An Alaska Sea Party signature collector has been accused of submitting fraudulent signatures for its initiative to resurrect the state’s coastal management program, according to Lt. Gov. Mead Treadwell’s office.

Court records say Deborah A. Carroll, 39, is charged with felony counts of perjury, second-degree forgery of public records and falsifying business records by making a false entry. Carroll also faces misdemeanor counts of improper subscription to a petition and unsworn falsification.

A Monday statement from Treadwell's office says Carroll was hired by the Alaska Sea Party to collect signatures for its initiative petition, but the signatures in her petition booklet were considered suspicious by the party’s initiative committee.

“The committee did not submit the booklet to the Division of Elections with their petition application, but instead turned it in to the Department of Law,” the statement said.

Carroll told police she took names out of the phone book and signed the petition booklet herself.

“I would like to thank Mayor Bruce Botelho for bringing this fraudulent activity to the attention of my office and the Department of Law,” Treadwell said. “My office, the Division of Elections and the Department of Law take election misconduct seriously. We believe in the full enforcement of election law.”

Alaska’s coastal management program lapsed and went defunct after the Legislature’s special session last year. Gov. Sean Parnell refused to call a second special session when the state House adjourned without approving an extension of the state’s opt-in to the federally funded program, which lets states put conditions on certain activities on federal lands and waters.
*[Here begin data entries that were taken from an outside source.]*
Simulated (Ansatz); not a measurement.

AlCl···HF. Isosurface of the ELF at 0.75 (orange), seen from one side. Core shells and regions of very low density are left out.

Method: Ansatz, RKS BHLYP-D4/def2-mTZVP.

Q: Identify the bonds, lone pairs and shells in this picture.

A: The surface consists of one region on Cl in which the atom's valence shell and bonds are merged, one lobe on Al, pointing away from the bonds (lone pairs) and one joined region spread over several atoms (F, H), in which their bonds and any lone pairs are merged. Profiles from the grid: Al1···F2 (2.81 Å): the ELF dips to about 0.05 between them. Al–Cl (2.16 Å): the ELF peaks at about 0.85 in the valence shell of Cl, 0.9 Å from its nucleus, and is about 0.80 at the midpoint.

The Sea Party’s initiative application to resurrect the program was certified in December, with more than 33,000 signatures subsequently submitted. A computer at the state Division of Elections wasn’t initially able to verify more than 10,000 of those signatures, but a subsequent hand count confirmed that enough signatures were submitted to certify the initiative -- a fact unchanged by the charges against Carroll.

“The prosecution and discovered fraud does not affect the proper filing of the initiative petition,” the statement said. “Sufficient qualified signatures were submitted.”

Editor's note: This story has been edited to correct the attribution of a statement from Lt. Gov. Mead Treadwell's office.